One late night at Sir Richards Lounge, my friends and I encountered a gentleman. A man who-for the sake of anonymity- will be identified as “Carlos”.
Affable beyond belief, his confidence/friendliness exceeded the most polished Southern charm. Carlos bounced from bar to booth effortlessly buying drinks, shots and enthralling us with stories of life around the world. His past was written in entertainment; security guard, concierge and often protector of secrets.
When the talk made its way to music-as I always love conversations to do-Carlos drew us in with stories of concerts and rockstars. We listened as the drama of entering a secret world was impossible to resist.
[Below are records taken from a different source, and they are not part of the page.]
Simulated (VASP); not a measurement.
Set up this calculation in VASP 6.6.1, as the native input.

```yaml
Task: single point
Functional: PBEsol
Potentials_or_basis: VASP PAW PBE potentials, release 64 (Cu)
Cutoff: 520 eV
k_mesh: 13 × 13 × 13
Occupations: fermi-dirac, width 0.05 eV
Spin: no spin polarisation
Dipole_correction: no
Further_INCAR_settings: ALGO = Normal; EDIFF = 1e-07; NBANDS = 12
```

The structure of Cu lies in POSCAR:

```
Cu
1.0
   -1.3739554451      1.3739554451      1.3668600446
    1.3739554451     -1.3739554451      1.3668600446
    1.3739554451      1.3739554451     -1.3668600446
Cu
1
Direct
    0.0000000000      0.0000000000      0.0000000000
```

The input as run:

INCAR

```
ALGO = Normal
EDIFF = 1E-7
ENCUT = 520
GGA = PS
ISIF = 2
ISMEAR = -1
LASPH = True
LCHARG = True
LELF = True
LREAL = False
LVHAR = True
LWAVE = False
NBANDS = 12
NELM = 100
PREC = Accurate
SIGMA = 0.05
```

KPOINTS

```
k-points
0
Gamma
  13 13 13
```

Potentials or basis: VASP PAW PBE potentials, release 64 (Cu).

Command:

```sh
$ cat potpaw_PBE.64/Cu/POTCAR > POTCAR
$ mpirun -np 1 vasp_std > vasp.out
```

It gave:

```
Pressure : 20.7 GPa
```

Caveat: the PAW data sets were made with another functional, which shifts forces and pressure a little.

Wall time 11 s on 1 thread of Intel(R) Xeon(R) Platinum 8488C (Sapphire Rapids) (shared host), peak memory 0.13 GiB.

Sitting around the table, the clanking of glasses had stopped, drinks went silent and cigarettes burned indifferent. We could only listen and imagine what Carlos saw.
That’s when I said it. I couldn’t avoid it. I had to ask, I had to know; what was the greatest concert he’d ever seen…in Pensacola? Not necessarily the best concert he’d ever witnessed (That would be too difficult or maybe too easy). I wanted to know who blew his mind in the city where we (or at least I) grew up.
I asked if I could interview him for an upcoming article. Carlos smiled, said “Yes” nodded and then started his story.
“The best concert I ever heard was Conway Twitty. And here’s why.” Carlos paused while the silence prompted his cue. (WARNING: slippery, rough language ahead)
“When the lights went out and the curtain dropped, his band came out and they were playing some kickin’ fuckin’ jazz! I mean jazz, real jazz. It wasn’t this bullshit that people play. It was real jazz and the drummer was looking at his baby that he picked out right before the stage and had her sitting down in the third row and he would take a stick and point it right at her while he was playing and he never missed a beat.” Carlos beat the table in rhythm.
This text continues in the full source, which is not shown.